UK ringfencing proposals must go further – IMA

Buy-side trade body the Investment Management Association has urged the UK government to include derivatives as part of proposed reforms that would ringfence retail banking from investment banking.

Buy-side trade body the Investment Management Association (IMA) has urged the UK government to include derivatives as part of proposed reforms that would ringfence retail banking from investment banking.

The IMA, whose members manage around £3.9 trillion in assets under management, made a submission to the Parliamentary Commission on Banking Standards which stressed that the structure of banking and incentives need to be urgently addressed.

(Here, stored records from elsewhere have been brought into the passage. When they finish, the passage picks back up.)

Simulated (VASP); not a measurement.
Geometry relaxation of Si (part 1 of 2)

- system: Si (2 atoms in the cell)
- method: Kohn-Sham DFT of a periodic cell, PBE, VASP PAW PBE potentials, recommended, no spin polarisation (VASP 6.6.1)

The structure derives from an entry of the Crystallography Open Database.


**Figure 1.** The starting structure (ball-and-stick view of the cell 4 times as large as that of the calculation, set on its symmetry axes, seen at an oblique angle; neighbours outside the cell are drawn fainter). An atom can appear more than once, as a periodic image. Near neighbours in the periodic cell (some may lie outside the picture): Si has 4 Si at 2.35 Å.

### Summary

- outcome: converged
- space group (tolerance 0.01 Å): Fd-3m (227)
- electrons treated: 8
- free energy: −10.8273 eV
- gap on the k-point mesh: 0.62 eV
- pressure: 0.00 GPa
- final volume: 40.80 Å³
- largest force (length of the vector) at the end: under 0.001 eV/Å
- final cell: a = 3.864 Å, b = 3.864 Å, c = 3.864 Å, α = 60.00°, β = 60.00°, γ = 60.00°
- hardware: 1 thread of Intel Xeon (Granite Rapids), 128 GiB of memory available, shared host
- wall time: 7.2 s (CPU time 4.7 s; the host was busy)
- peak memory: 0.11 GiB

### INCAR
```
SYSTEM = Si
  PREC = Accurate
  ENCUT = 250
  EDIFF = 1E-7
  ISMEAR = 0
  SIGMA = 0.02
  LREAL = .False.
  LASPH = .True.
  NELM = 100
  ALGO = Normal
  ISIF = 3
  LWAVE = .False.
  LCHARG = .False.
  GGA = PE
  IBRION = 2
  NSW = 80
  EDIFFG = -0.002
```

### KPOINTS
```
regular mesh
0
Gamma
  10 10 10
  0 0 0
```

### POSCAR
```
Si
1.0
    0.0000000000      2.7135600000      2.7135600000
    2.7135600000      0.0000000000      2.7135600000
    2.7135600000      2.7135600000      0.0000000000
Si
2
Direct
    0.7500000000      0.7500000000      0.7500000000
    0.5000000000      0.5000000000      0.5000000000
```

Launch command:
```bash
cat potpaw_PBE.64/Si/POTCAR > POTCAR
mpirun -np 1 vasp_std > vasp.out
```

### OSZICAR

The submission – based on a recent government white paper released that advocated the separation of retail and investment banking activity – criticised the UK government’s decision to exclude derivatives from the ringfencing proposals, adding that recent mis-selling of interest rate swaps should cause the government to review its position.

It also noted the decline in relationship banking and focus on transactions from retail banks and added that the underlying incentive structures within banks encourage excessive risk taking.

“Questions need to be asked about the ‘universal banking’ model under which banks not only transact with their customers but also purport to offer advice and guidance,” IMA CEO Richard Saunders wrote in a 29 August blog. “There is an inherent conflict of interest between the two if you are holding yourself out as offering a service while in reality treating your customer as an equal part to a transaction.”

Saunders added that in addition to the credit crisis in 2007-2008, the on-going LIBOR investigation reinforced these views.

The proposals to split retail from investment banking were first made in a report by Sir John Vickers, head of the UK’s Independent Commission on Banking in September last year. While the government adopted the bulk of Vickers’ proposals, it  was accused of watering down a number of key reforms.

“We previously supported the Independent Commission on Banking’s recommendation about which activities should be outside the ring fence, and would encourage Government to review its decision not to follow Vickers’ proposals in full,” said Liz Murrall, the IMA’s director of corporate governance and reporting. “Moreover, in any final recommendations it is important to consider any potential negative impact on the UK’s leading position in the international financial services industry and on credit provision to the economy.”

The Parliamentary Commission on Banking Standards asked for comment on the professional standards and culture of the banking sector, including views on the LIBOR investigation, corporate governance and conflicts of interest. The Commission is required to report on potential legislative options by 18 December.